Lessons from the SVVRCON - What Will Make or Break VR?

This week I attended the Silicon Valley Virtual Reality Conference here in San Jose, and I was able to experience nearly every major VR product I’d heard about during the GDC but didn’t get to try. Namely the SIXENSE STEM system, which provides wickedly-accurate 1:1 control for PCs, the Samsung Gear VR, which was neat but otherwise “meh”, and Sony’s Morpheus, which used a combination HMD and Playstation Move sticks to provide 1:1 control in a virtual space. The Morpheus demo was amazing, but it also put into perspective for me the realities of VR as a product, versus the image I had of where VR might go in the near future. While the technology is compelling, the realities of enjoying true VR give me pause to worry about the future of this technology.

I'm a PC gamer first and foremost, and while I’m very familiar with the Oculus Rift DK2, I hadn’t had a chance to try out Sony’s Morpheus until I attended the convention. Being a proponent of the PC, I was wary about the Morpheus until I had a chance to actually try the thing out. Sony provided a demo called The London Heist, which for all intents and purposes is the only true VR experience currently in working order on any platform at all.

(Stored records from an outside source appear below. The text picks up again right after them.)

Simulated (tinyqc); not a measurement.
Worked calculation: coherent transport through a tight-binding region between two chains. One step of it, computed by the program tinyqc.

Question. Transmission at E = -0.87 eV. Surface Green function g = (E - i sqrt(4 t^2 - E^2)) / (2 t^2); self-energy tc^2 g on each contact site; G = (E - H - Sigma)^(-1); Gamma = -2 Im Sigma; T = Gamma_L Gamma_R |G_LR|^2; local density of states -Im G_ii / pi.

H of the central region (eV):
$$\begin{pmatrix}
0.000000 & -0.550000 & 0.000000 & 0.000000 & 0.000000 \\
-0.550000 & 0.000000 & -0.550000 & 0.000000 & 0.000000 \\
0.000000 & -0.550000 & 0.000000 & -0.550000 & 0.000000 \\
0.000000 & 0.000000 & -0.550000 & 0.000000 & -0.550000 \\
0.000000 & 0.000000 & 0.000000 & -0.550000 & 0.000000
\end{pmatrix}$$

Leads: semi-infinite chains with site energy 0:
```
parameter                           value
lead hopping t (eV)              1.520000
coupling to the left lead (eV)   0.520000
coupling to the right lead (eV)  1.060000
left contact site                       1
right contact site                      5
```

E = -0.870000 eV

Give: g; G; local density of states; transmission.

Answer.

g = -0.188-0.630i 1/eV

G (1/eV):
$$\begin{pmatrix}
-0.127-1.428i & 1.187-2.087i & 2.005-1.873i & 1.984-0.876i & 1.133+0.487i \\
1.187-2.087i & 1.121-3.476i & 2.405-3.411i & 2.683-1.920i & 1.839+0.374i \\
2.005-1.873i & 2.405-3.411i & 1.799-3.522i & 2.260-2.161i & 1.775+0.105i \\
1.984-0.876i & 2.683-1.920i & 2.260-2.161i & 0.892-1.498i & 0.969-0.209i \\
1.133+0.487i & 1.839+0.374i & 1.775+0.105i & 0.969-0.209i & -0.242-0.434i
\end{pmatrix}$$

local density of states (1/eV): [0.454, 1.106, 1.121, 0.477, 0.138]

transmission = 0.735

In The London Heist, the player alternates between standing and sitting positions as the events of the game change. The player starts out sitting opposite a big thug with a bad attitude, who’s about to interrogate you with a welding torch but is interrupted by a call on his phone. The thug offers the phone to the player, but you need to physically stand up to be able to reach out with a Move stick and take it from his hand. After you listen to the gruff voice on the other line (by holding the Move stick up to your ear!), the game shifts to the inside of a fancy office, and the player is tasked with quickly using the Move sticks in each hand to manually grab the handles on various drawers and pull them open, revealing a gun, ammo clips, a key, and a big freakin’ diamond. Once the diamond is found, enemies start to spawn, and the player has to take physically take cover by ducking and crouching behind a desk while trying to shoot the bad guys without catching a bullet in the head. It was exciting and fun as hell.  


The London Heist demo was *so* impressive that had it been a product available for purchase, I would have bought one right then and there. Now, this isn't a testament to the power of the PS4 or the unique quality of the Morpheus, this is a testament to the results of  creating a game specifically designed for use with Virtual Reality hardware. Not just an HMD like the Morpheus, but integrated and direct support for both 1:1 control and environment navigation based on player location in a virtual space. The London Heist demo had that all, and for the moment, it seems that only Sony has actually thought this far ahead when it comes to the future of VR. If they’re really willing to put some serious money into it, The PS4 and Morpheus may come out on top, at least for a little while.

From what I could tell, the Oculus and the Morpheus are virtually the same product. The quality of their displays are pretty much identical, they both feel lightweight and comfortable, and neither of them caused eye strain or headaches within ten minutes of continued use. The major difference between the Oculus and Morpheus, though, is that there are currently no significant titles with impressive budgets being developed *specifically* for their use with  on PCs. Oh, the Oculus and Vive will work with Skyrim and Star Citizen and Elite: Dangerous and TF2 and almost everything else, but there are no games as of yet that are designed from the ground up to take advantage of both the HMD and a set of 1:1 controllers like the SIXENSE STEM or Sony Move. The only example of this development that I've seen for PC is SIXENSE's own lightsaber tech demo, which I was also able to try at the convention. It was a limited if great experience, but doesn’t come close to what was presented by Sony.
 

A couple minutes of the really fun SIXENSE STEM lightsaber demo, showing off the 1:1 controls

The fact that the SIXENSE demo is the only playable anything on PC comprising a “true” VR experience is...well, sad. It shows that despite the popularity of the technology and the support it's receiving from the community and media, no company with any kind of real resources has looked at the tech and come to the conclusion that VR is the direction that gaming must take in the future. They haven't invested in it it seriously with either their time or their money, while Sony on the other hand, appears to be putting money directly into the development of games that make real use of the tech. True interactivity through VR, not just being able to look around in a game with an HMD, really does make a world of difference.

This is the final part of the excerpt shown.